Understanding Constructive Discharge

Posted on the March 19th, 2012 under Legal Guides by admin

Many employees are unhappy in their current jobs. When work situations get so bad however that an employee feels that they are forced to quit, it may be a case of constructive discharge. This is the term used to describe the technical termination of a worker by making it simply impossible for the worker to remain. In other words, when an employee quits because he or she feels that this is the only thing left to do and because the workplace conditions have become so unbearable, it may be considered constructive discharge and employers can be sued for wrongful termination in cases that can be proven.

Laws regarding constructive discharge are a bit complicated and regulations may depend on the specific state that the employer and employee are in. Generally, in order to prove constructive discharge, the employee must show that there were recent drastic changes made in the workplace that forced their resignation. The condition that was changed must have happened relatively close in time to the resignation of the employee so that it appears the employee quit because of that change.

Employees will also need to show that anyone in his or her position would have felt the need to resign because working conditions were completely intolerable. It also should be shown that the employer allowed this drastic change to happen even though he or she knew that the change would force the employee to quit his or her position. Normally it takes more than just one incident of change. For instance, a change in the work day schedule would not constitute a valid reason for an employee to resign.

Things that could be construed as constructive discharge include hostility toward and employee that the employee feels is intolerable, consistent sexual harassment, employment discrimination that the employee feels is intolerable and retaliation by the employer against an employee who reports a wrongdoing. A humiliating demotion can also be shown as constructive discharge but only when there is not a valid reason to show why the employee was demoted.

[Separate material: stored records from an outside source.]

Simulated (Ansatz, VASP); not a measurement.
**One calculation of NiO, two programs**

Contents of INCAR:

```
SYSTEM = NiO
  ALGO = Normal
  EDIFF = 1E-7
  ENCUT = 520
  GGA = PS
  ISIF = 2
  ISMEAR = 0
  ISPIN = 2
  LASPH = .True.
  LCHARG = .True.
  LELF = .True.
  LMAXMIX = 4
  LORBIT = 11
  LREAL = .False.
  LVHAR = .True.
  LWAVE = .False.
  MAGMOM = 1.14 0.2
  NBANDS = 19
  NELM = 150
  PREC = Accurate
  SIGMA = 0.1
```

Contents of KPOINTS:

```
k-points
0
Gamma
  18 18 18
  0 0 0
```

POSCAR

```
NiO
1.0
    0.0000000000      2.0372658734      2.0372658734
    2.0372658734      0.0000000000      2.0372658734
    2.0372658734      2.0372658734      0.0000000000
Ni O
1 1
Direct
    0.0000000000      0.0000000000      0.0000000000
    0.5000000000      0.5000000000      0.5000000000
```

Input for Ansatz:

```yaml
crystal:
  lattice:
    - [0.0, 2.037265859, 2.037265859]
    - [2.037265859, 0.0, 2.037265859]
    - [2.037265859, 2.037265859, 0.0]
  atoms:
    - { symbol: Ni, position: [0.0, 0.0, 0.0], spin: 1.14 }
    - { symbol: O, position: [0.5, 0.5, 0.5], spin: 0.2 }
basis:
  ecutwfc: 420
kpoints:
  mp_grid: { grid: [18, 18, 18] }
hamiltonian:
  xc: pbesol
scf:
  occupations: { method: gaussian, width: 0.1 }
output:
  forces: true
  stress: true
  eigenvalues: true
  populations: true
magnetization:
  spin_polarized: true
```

If you feel that you were forced to resign from your job because you simply could not handle the way you were being treated any longer and you feel that perhaps your employer purposely forced you out, you may be able to take legal action. You will need to contact an attorney with experience in employment law. An attorney who deals with these cases on a regular basis will be able to help you to determine if constructive discharge is present and what you need to do.

Taking your former employer to court could award you compensation for the suffering that you have endured and for loss of income from the time that you resigned your position. Again, it is often difficult to prove these cases and an experienced attorney in this field will be critical in helping you to seek and receive legal satisfaction. A labor attorney can help you to file the appropriate papers if you were forced out of your job and help you to seek the right amount of compensation.